The northern side of Salisbury island rises directly from the water in granite cliffs to elevations varying from 500 to 1,000 feet. The surface of the island appears to be very rugged and barren. As a rule the shores are without harbours along this side, but at both ends there are deep bays protected by rocky islands, where safe harbours would be found if the water did not prove too deep. In all of the many soundings taken along the island, no bottom was obtained at two hundred and twenty fathoms; this is consequently the deepest water in Hudson bay and strait. Two large icebergs were grounded off the eastern end of the island, while a third very large one had penetrated to the head of the bay at the northeastern end and was aground close under the rocks. As these bergs must have come from Davis strait, there being no glaciers on the lands fronting on Hudson bay, they show a strong current from the eastward along the northern side of the strait.
On the 13th, having rounded Salisbury and Nottingham during the night, ice was met with at nine in the morning, twenty-five miles to the westward of the last mentioned island. The course was changed to south of west to skirt the edge of this great pack, and as it continued unbroken to the westward, the idea of passing through Fisher strait was abandoned, and the course was laid to the southward of Coats island. The passage was encumbered by ice until dark, when the ship lay-to awaiting daylight. The low southern shore of Coats was then followed westward to Cape Southampton, after which we headed away direct for Fullerton. When within a few miles of that place, on the evening of the 15th, we came up with the Scotch whaler Active, now bound homeward from Repulse bay. Captain Murray came on board, seeking the doctor. From him we learned that the Active had passed us, on our way out, on the 20th of July, when leaving the eastern entrance to Evans strait. She had come in early in the month, and after landing a number of miners at Lake harbour, on the north side of the strait close to the eastern end of Big island, had taken on board a large number of Eskimos from that place and from the vicinity of Kings cape, at the entrance to Fox channel. Great difficulty had been experienced in the ice while crossing Fox channel. Subsequently, little ice was met with until the ship reached Repulse bay, which was still solidly frozen, so that the Active did not get into the harbour there until the 10th of August. Frozen strait remained full of ice all the season. The Active and the whaling station in connection with it at Repulse bay both had a successful season. The catch of the steamer included thirty-three white whales, thirty-six walrus, and one Right whale affording 1,300 pounds of bone. The returns of the station were twenty-eight musk-ox skins, thirty white whales, and one small Right whale with 500 pounds of bone. In 1903 the combined catch included five Right whales with a total of 40,000 pounds of bone.

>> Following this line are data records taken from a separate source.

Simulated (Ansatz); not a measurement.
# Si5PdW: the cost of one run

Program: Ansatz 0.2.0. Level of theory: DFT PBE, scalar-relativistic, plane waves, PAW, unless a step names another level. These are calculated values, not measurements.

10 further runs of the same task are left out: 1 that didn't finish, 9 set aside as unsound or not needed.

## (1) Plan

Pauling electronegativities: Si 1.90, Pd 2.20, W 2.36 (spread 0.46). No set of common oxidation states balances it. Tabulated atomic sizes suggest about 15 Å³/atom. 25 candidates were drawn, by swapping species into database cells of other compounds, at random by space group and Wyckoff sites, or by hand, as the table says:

The Active on her way out would pass through Fisher strait, in order to hunt walrus at Walrus island and on the floating ice on the eastern side of Fox channel. Part of the large crew of natives would be put ashore at Kings cape and the remainder at the mica mine, where the results of the season’s mining, some thirteen tons, would be taken on board, together with the white men there, and the ship would leave for home about the 1st of October.
The Era had been met in Repulse bay, and had at that time not added to her catch since we left Fullerton. Captain Comer was again to winter in Fullerton harbour, and was on his way south to go into winter quarters. Including the crew, the Active had one hundred and twenty-three persons on board; the ship is quite small, and the accommodation and crowding can be imagined.
Fullerton was reached next morning, and we were soon boarded by the police detachment and our old Eskimo friends of the past winter. During our absence Staff-Sergeant Dee had made an exciting trip to Repulse bay in a whaleboat manned by natives.
The day after our arrival the Era entered the harbour, and Captain Comer reported the lack of success mentioned above.
We remained at Fullerton until the 25th, being busily employed in the meantime with landing provisions and coals for the police, shifting coal, and taking aboard ballast. Two of the policemen who had been left here in the spring were found to be seriously ill, and on the doctor’s certificate were taken on board invalided home.
The homeward voyage from Fullerton to Port Burwell was made in fine weather, and the only incident requiring mention was that the ice from Fox channel had advanced southward and westward nearly twenty miles since we last saw it. This necessitated our keeping close to Mansfield island. Our pilot was safely returned to his home in Wakeham bay, and Port Burwell was reached on the 1st of October.
The ship had not been at anchor in the harbour for an hour, when the Arctic, with Major Moodie and Captain Bernier, came in. Major Moodie brought the welcome word of recall to the Neptune, and after procuring some articles of equipment from us left again that evening, being in a great hurry to reach Fullerton before the harbour froze over.
A heavy gale of southeast wind kept us in the harbour until the morning of the 4th, when we rounded Cape Chidley and turned south bound for home. A fine passage was made down the Labrador coast, and on the evening of the 7th we reached Chateau, where telegrams were sent announcing our safe arrival. The trip across the Gulf of St. Lawrence and along the coast of Nova Scotia was rough. We arrived in Halifax on the 12th, looking somewhat weather-beaten, as was only natural after nearly fifteen months’ absence.